Toom-Cook multiplication (idea) by macro

Description

The Toom-Cook algorithm for multiplication of large numbers on computer is a divide and conquer approach that combines features of many other methods. Like Karatsuba multiplication, it operates by dividing the input numbers into limbs of smaller size, and expresses the larger product in terms of calculations made on the smaller pieces. Recursion can be applied to do the calculations on these smaller pieces, again using Toom-Cook, until the individual pieces are small enough to succumb to a more straightforward approach such as the same "long multiplication" performed on pencil and paper.

The method takes the names of its two discoverers. In 1963, Andrei Toom produced a construction that proved that the time complexity of multiplication had an upper bound that was considerably lower than the O(n²) of conventional long multiplication. The proof included an implicit description of the method, which Stephen Cook included, slightly modified, in his 1966 PhD thesis. One feature of the Toom-Cook method is it does not define a single solution; instead, it defines an entire family of methods for efficient multiplication. Implementors have considerable freedom to select a particular Toom-Cook method that makes most sense on a particular computer architecture, such as by making use of powers of 2 which suit the computer's binary notation.

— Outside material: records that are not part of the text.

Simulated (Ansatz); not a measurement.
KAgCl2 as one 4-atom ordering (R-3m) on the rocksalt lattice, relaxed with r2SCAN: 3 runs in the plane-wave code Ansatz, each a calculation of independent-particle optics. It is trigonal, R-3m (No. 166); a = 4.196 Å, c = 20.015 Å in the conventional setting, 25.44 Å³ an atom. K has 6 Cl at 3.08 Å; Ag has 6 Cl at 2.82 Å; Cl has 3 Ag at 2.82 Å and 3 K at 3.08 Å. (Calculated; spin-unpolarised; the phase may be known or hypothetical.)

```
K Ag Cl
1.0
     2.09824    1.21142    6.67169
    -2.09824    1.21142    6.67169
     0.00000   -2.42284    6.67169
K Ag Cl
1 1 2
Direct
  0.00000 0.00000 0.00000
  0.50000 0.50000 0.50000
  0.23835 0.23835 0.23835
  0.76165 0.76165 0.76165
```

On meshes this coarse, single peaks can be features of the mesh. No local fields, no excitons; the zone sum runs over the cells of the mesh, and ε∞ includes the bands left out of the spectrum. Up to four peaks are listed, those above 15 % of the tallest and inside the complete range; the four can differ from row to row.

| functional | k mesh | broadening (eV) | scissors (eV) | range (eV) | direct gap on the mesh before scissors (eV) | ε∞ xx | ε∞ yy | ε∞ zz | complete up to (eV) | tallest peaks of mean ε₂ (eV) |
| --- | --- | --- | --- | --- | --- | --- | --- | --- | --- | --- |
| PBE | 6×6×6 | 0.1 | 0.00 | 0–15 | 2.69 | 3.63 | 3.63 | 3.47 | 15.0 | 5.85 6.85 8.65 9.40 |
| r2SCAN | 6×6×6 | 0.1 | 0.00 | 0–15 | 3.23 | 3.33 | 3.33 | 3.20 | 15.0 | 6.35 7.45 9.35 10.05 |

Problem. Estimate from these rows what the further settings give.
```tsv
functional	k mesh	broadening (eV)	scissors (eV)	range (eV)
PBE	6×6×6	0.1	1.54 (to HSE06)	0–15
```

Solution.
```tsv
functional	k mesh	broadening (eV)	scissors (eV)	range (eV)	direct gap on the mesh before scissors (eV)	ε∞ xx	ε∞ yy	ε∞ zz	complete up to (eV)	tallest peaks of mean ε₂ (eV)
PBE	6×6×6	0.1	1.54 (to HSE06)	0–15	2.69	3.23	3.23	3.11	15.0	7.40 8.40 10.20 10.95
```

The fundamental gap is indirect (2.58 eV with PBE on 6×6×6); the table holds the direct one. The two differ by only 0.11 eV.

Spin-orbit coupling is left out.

The method has considerable commonality with multiplication using the fast Fourier Transform, in that it works on the same principles of polynomial multiplication. The input numbers are split into limbs of a given size, and each is written as a polynomial, using the limb size as radix. Instead of multiplying the polynomials directly, they are evaluated at a set of points, and the values multiplied together at those points. The product polynomial is then determined, based on the products at those points. Finally, substitution of the radix returns the final answer. The degrees of freedom available to choose an appropriate algorithm are the number of limbs the input is divided into, and the points at which the polynomials are evaluated.

An example

Let us take an example, multiplying 123,456,789 by 987,654,321. We can apply a "Toom-3" algorithm, splitting each number into 3 limbs of length 3 digits, and can choose a set of points, for example, {-2, -1, 0, 1, 2}. The calculations so far look like this:


A(x) = 123x² + 456x + 789
B(x) = 987x² + 654x + 321

x= -2  A=  369  B= 2961  AB=  1092609
x= -1  A=  456  B=  654  AB=   298224
x=  0  A=  789  B=  321  AB=   253269
x=  1  A= 1368  B= 1962  AB=  2684016
x=  2  A= 2193  B= 5577  AB= 12230361

We could have used Toom-Cook again to perform the multiplications AB, but this will do for illustrative purposes. There are efficient ways to calculate the values of A and B, such as the method of finite differences, which can be used to calculate the successive values of A and B using only addition. It now remains to find the polynomial P(x)=A(x)B(x) based on the values at the five points. There is a general solution to this problem, but we can do much better. The solution we are looking for is of the form

P(x) = p₄x⁴ + p₃x³ + p₂x² + p₁x + p₀

and we can substitute the values of x at the points to get a set of simultaneous equations that are linear in the unknowns p_i:

16p₄ - 8p₃ + 4p₂ - 2p₁ + p₀ =  1092609
  p₄ -  p₃ +  p₂ -  p₁ + p₀ =   298224
                         p₀ =   253269
  p₄ +  p₃ +  p₂ +  p₁ + p₀ =  2684016
16p₄ + 8p₃ + 4p₂ + 2p₁ + p₀ = 12230361

That's a few linear equations to solve, with a little algebra. Fortunately many of the terms are easy to separate and we get the solution:

p₄ =  121401
p₃ =  530514
p₂ = 1116450
p₁ =  662382
p₀ =  253269

which we can finally turn back to a number by substituting x=1000 in the product polynomial P(x). The easiest way to do this is to just write each coefficient with the right place value.

121,401
    530,514
      1,116,450
            662,382
                253,269
=======================
121,932,631,112,635,269

That may have seemed like hard work, but the difficult steps (evaluating the values and solving the equations) turn out to be quite easy for a computer to do, requiring simple operations such as addition, subtraction, shifts, and multiplication and division by small constants. The important part is to note that the body of the problem was reduced to five multiplies, each on numbers about one-third the size of the original inputs.

Variations

The simplest variations on the Toom algorithm rely on judicious choices of the set of points to evaluate all the polynomials at. A good choice will mean that the initial evaluations and the solution of the equations are easy (for the computer!). Some authors make a formal presentation of the method, in terms of matrix manipulations and the linear algebra solution of the equations. However, a good choice of points always supports a more efficient solution at this step.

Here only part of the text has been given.